Njideka Akunyili Crosby and Oluwaseun Ayodeji Osowobi, two Nigerian women, have been named in the first-ever ‘TIME 100 Next’ list.
Crosby, Nigerian-born visual artist, based in Los Angeles, Carlifornia, who was named in the ‘Artist’ category, made the list for her works, which focus on the cultural differences between Nigeria and the US.
Born in 1983 and raised in Enugu, Njideka is one of the daughters of late Dora Akunyili, a professor and former director-general of the National Agency for Food and Drug Administration and Control of Nigeria (NAFDAC).
According to TIME, her works have sold for millions at auctions.
“But in 2018, it was possible to see one at Los Angeles’ Museum of Contemporary Art free of charge—you didn’t even have to go inside,” it wrote.
“The visual artist was only the second person to be chosen to create a mural on the walls of the museum itself, which was visible from Grand Avenue’s sidewalk. It featured brightly colored scenes of domestic life: in one section, a woman rests her elbow on a table, seemingly deep in thought. Akunyili Crosby—who moved to the U.S. from Nigeria in her teens—is known for such scenes, some of which are autobiographical and incorporate references to both countries.”
In 2017, she won the Genius Grant award from the John D. and Catherine T. MacArthur Foundation.
Owosobi, on the other hand, made the ‘Adovocates’ category for her campaigns against sexual assault in Nigeria.
Through her organisation, Stand to End Rape (STER), she has reached about 200,000 in Nigeria providing training for health workers and counseling for survivors, according to TIME.
“Telling my story as a survivor, that comes with a lot of stigma,” said Owosobi, who was once honoured by Obama Foundation.
TIME 100 Next — an offshoot of TIME 100 franchise — brings to spotlight 100 rising stars around the world who are shaping the future of business, entertainment, sports, politics, science, health and more.

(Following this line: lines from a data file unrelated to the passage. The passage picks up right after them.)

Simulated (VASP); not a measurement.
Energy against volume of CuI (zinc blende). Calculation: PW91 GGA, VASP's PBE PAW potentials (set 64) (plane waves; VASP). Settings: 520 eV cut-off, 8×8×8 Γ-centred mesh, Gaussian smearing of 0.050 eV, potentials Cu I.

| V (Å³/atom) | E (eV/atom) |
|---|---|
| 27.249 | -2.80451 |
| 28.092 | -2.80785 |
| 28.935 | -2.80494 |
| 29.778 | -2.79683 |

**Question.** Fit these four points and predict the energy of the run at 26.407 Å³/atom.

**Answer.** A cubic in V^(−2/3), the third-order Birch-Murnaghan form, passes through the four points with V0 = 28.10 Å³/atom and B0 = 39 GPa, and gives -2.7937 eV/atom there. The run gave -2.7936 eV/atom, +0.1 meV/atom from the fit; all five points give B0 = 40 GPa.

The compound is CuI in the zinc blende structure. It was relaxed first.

The initiative, according to the organiser, is to provide a breakaway from the traditional definition of world changers, which are mostly dominated by politicians and the rich.
“The TIME 100 Next members all have grand ambitions, and they know they may face even greater setbacks. But by and large, ‘they are driven by hope,’ said Dan Macsai, TIME executive editor.
“They are eager to defy the odds—and fight for a better future.”